Ambition reported to reduce lifespan and happiness

2012-03-12 16:52

NOTRE DAME, INDIANA - Ambition varies widely among individuals. Many ambitious Americans are focused on monetary success and are hopeful that happiness will accompany their affluent lifestyle. Unfortunately, a new study reports that, although ambitious individuals are more likely to land high-paying jobs and the accompanying accoutrements of success, they are prone to shorter and less happy lives

The study, which will be published in the Journal of Applied Psychology, was conducted by researchers at the University of Notre Dame's Mendoza College of Business. The researchers analyzed data from the Terman Life-Cycle study, which reviewed the lives of 717 "high-ability" Americans, starting in 1922 when the subjects were children and following them for up to 70 years. Because the participants were above average in intelligence, a significant number earned degrees from colleges and universities such as Harvard, Yale, Princeton and Oxford, and held impressive careers as physicians or college professors. Others, however, had more modest achievements; some only earned a high school education while others completed their education at a city college.
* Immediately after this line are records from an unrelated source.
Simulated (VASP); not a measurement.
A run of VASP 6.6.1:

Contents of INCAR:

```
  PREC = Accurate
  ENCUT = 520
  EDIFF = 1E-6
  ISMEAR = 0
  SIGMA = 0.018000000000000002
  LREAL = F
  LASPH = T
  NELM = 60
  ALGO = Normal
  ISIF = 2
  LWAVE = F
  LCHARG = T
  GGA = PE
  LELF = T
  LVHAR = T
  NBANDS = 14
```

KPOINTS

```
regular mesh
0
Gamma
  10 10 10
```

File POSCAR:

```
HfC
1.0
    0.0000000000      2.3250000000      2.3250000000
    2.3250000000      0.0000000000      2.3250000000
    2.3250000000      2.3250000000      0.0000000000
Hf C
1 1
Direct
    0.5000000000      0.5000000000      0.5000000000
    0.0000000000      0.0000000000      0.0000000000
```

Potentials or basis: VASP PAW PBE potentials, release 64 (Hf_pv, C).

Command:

Participants were surveyed at certain points in their lives to measure how satisfied they were in five domains of life: occupation, family life, leisure activities, health and ‘joy in living.’ The majority were in their mid-50s, at the peak of their careers. The subjects’ level of ambition was rated according to descriptions provided during their youth by the subjects themselves and their parents. Lead author Timothy Judge, professor of management at the university, noted that the "ambitious" participants were clearly more materially successful, attending esteemed universities, working in more prestigious occupations and earning higher salaries. However, despite their successes, he noted that they were not successful in terms of what might be considered the most important variables: happiness and longevity of life. He explained that even though ambitious people ought to have the happiest lives in the world because they attain so much, they were only slightly happier than the “slackers” and lived for about the same length of time. However, those that did not attain successful careers were less happy and significantly more likely to die before less ambitious people.